For a designer who first caused a stir with sizzling, form-enhancing dresses, this season's talk about the need for rational daywear must be concerning and possibly confusing. Roland Mouret, who's been working on adding coats and knitwear to his repertoire for a while, seemed to allow it to back him into an oddly gloomy corner for Fall. This time, he turned his career-long technique of cutting and wrapping fabric on the square into constructs involving draped and hoicked-up shapes manipulated into hooded outerwear in tweedy, grayish, muted off-colors. That wasn't all he had, but it set the show off on a drabber note than usual.
Experimenting with broadening one's scope is not in itself at all wrong, of course. In his studio in London, Mouret has devoted much thought and research to developing a wardrobe of multipurpose, transformable pieces—his tunic-top dress, and the thing he calls a "carré," which can be worn as either a top or a skirt, suspended from ribbon tapes. Alongside that, he's come up with patterned twinsets—a short sweater and longer cardigan, in this show—and narrow pants, in velvet. At times though, the complicated draping around the middle section of skirts, and the pulled-up back view on a shirtdress canceled out Mouret's main go-to attraction. Flattery through simplicity is what he does best, and those overelaborate items were a red flag for anyone concerned with wearability.

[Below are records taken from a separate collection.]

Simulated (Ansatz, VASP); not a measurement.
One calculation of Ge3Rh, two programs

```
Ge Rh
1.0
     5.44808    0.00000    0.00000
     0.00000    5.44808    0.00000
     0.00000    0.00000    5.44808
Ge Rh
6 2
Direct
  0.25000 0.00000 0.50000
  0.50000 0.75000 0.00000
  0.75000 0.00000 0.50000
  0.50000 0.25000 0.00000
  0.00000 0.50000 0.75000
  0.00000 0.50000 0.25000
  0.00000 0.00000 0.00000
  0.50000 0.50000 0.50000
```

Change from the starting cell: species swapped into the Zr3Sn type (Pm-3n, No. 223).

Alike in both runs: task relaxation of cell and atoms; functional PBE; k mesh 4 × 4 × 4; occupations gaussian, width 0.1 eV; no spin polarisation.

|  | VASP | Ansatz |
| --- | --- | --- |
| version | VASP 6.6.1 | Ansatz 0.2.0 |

Still, Mouret's talent for modern evening glamour was present and correct in more than one way this week in Paris. His long, dusty pink dress with a black ribbon tied in the small of a bared back had the kind of quietly sexy sophistication his customers gravitate toward. One of them happens to be Carla Bruni-Sarkozy. This week, she wore Mouret's long-sleeved, covered-up jade evening gown with a slit skirt to a state dinner at the Elysée Palace. It had that combination of simplicity, propriety, and, yes, form-enhancing sizzle all women clock from a mile off. Once Mouret refocuses more on that, he'll be back on track.